Newly detected winds reach 3000 miles per second

“These new winds reach speeds of up to 3,107 miles (5,000 kilometers) per second, but are much closer to the nucleus than the persistent wind,” said lead scientist Jelle Kaastra of the SRON Netherlands Institute for Space Research in a statement. “The new gas outflow blocks 90 percent of the low-energy X-rays that come from very close to the black hole, and it obscures up to a third of the region that emits the ultraviolet radiation at a few light-days distance from the black hole.”

The last observation of this galaxy was from the Hubble telescope in 2011, but this time around scientists combined data from NASA’s Swift spacecraft, the Nuclear Spectroscopic Telescope Array (NuSTAR) and the Chandra X-ray Observatory, along with the European Space Agency’s (ESA) X-ray Multi-Mirror Mission (XMM-Newton) and Integral gamma-ray observatory (INTEGRAL) to get a fuller picture of what the black hole was doing.
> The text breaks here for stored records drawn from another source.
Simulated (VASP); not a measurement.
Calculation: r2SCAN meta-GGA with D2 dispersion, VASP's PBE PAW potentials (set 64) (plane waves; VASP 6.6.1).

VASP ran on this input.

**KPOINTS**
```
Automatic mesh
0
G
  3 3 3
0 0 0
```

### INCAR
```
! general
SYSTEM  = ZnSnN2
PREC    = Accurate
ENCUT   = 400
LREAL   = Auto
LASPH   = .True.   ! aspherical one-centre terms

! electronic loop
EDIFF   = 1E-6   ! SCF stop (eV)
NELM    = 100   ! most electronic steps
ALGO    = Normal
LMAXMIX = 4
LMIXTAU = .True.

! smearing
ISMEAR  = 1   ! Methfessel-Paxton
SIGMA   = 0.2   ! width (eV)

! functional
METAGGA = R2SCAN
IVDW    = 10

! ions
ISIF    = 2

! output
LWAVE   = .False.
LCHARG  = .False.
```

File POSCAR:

First direct evidence that winds are accelerated by shielding x-ray radiation

Scientists had thought that in order for the gas streams coming out of a black hole to be accelerated to high speeds there should be some process that shields them from X-rays, but this is the first time that they have found direct evidence of that actually happening. These findings can help scientists understand how supermassive black holes interact with galaxies and how they can regulate each others’ growth.

“I saw signatures of much colder gas than was present before, indicating that the wind had cooled down due to a significant decrease in X-ray radiation from the galaxy’s nucleus,” said Gerard Kriss of the Space Telescope Science Institute (STScI) in Baltimore, Maryland. “This is the first time we’ve seen a stream like this move into our line of sight. We got lucky.”